Updated: Apr 28, 2020

The other night I watched Monkey Business, the story of the creators of Curious George. You know part of the story: the curious, kind-hearted monkey who was always getting into trouble, and yet always having narrow escapes. You remember your favorite pages of the picture books, like George escaping a jail cell by climbing out the window and walking across telephone wires. Maybe you know the story behind the story. But in case you don’t, here it is.


H. A. and Margret Rey created George across continents. The idea was born in their native Germany, developed in Brazil where H.A. was travelling in the jungles and where Margret met him to form their advertising agency, and in Paris where they honeymooned. By then it was 1940. H.A. had already served in World War I. In fact, his drawings from this time would become his book Drawing the Stars. The couple had to leave Paris quickly and decided by bicycle would be the easiest way. H.A. went to a bike shop but all they had left was a tandem. The Reys tried it out and quickly realized they were not a tandem kind of couple. So H.A. went back to the store and bought the parts to build two bicycles. He worked through the night and by the next morning, as the Nazis marched into the city, the Reys cycled out of Paris. They pedaled almost 400 miles to the south of France, sleeping in barns with animals and fed by strangers. From Bayonne they took a train to Portugal, a boat to Rio, and eventually journeyed up to America where they settled in New York for years. This is the story behind Curious George. Did you know it?


To hear this story is to have a glimpse of light in the dark of war. It couldn’t have been easy for the Reys to pedal out of Paris during World War II with only their dreams and drawings of a monkey. But in the movie Margret said when cycling out of Paris she had never felt so free. Neighbors said the couple told their story not as if they were living through a war. They said the Reys told it playfully, as if it were for children, until eventually it was.


I like the book Curious George Takes a Job. I like how he knows he needs to work and hits the pavement. I like how he stumbles into a restaurant and gorges on pasta and pays for his supper by happily washing dishes with both hands and feet. I like how he takes a job washing windows and peeks into the tiny worlds of New York like a lighthearted Jimmy Stewart in a children’s Rear Window. And I especially like how he saw the literal blank canvas of an apartment that was about to be painted, climbed inside, and turned it into a colorful jungle. When George sees white walls, he creates.


What are your walls filled with? Has your work-from-home job taken away your serene space? Are your children yelling underfoot? Complaining about school? Are you on a constant Zoom cycle? Booking back-to-backs and wondering how you’ve been trapped in your apartment for days but have somehow had no time for yourself? Is your relationship, both with yourself and your partner, evolving or driving you crazy? Are you healthy and well? Are you ok?


I’ve been lucky. Lucky to have had a job and then easily transition to being laid off from that job. I was doing yoga when my boss called. I knew it was “the call.” I paused the YouTube yoga. After we hung up, I clicked play and went back to doing yoga while the texts and g-chats from coworkers came in. Because the story of dropping right back into yoga, not the story of panic, was the story I wanted to tell.

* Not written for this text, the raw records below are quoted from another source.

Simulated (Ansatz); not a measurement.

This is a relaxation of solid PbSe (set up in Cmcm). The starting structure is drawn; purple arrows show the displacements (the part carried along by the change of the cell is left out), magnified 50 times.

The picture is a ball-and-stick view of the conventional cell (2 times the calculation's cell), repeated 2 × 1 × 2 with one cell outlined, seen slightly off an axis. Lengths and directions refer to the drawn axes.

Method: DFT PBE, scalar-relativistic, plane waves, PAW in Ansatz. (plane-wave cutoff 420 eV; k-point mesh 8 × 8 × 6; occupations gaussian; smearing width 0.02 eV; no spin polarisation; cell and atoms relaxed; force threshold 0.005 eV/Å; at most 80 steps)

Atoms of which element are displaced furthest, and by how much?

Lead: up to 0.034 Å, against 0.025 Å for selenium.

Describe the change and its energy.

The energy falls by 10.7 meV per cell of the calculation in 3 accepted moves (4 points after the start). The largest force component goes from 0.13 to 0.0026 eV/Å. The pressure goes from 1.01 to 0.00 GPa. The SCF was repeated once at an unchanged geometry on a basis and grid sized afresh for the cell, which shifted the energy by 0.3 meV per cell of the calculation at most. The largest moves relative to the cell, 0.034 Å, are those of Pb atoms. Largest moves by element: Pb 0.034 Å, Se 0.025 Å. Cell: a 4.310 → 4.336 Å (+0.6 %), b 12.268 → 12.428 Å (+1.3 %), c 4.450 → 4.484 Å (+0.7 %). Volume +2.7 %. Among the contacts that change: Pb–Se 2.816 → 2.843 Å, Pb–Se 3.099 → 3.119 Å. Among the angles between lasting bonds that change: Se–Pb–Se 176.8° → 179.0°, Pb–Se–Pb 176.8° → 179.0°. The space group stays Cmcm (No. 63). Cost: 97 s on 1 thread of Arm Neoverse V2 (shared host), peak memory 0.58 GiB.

I’ve wanted to tell a few stories. One would be called “The Day the Libraries Closed.” On Friday, March 13th, I went to the library an hour and a half before it closed and packed as many books as I could carry in my backpack and on my bicycle. As I walked out I caught a clerk’s attention and, because I was too choked up to speak, mouthed the words “thank you.” I wanted to tell the story that when you take away a space of curiosity and community, you take away something very important.


I wanted to tell a story called “Pink Moon” about the night a man told me to go look at this rare moon. How I almost didn’t go out at 10 pm in my pajamas on a Tuesday but then realized I had no obligations for the foreseeable future and went outside. How I stood alone in the darkness looking at the moon that wasn’t at all pink, but a great white circle somehow filled with hope. This story would be about fleeting, collective beauty. That we’re all looking up at the same moon. Sort of a Fievel from American Tail “Somewhere Out There” moment. But that felt a little trite. And the “we’re all in this together” story has also been told.


A lot of it feels a little trite, my levity in darkness. But the truth is, I’m—as Elizabeth Gilbert said of herself in this time—“not someone you need to worry about.” I start each day with yoga as the coffee brews. I then receive a writing prompt and free write for 15 minutes. I walk beneath the snowing pink petals. I run, pausing at little free libraries. I bicycle to parks on empty roads and lie in the middle of vast lawns reading books from my childhood. I’ve created a quarantune playlist and am making up dance routines. I’ve gone on virtual Disney rides, “toured” Frank Lloyd Wright homes, and attended online screenings by Northwest Film Forum. I go to friends’ Facebook concerts, filling the screen with heart emojis and comments. I’m taking online classes on content strategy. At the slightest wondering of what to do, I pick up a sudoku or coloring book. I’ve discovered jazz. I’m mastering Vietnamese cooking. As of today, I haven’t gone to the grocery store in three weeks (more on this to come!), yet I’ve made some of the most delicious, inventive meals. For the introverted creative—and I say this to simply state my truth—it has been a beautiful, restorative time. Like George, I have a blank canvas I’m turning into a jungle.


I’m also in the middle of the story, which is why I waited this long to blog. We’re all in the middle of our stories. Some will tell their story as a war. Those stories need to be told. Others may be more like the Reys, able to escape into their imaginations and create something wild and hopeful out of tragedy and constraints. The Reys didn’t know their story at first either. They only had drawings of a monkey. They couldn’t begin to know the adventures he would go on, the narrow escapes he—like they—would have. Me, I’m the monkey. Peering in windows, playing in nature, eating pots of pasta, and turning to whatever makes me curious.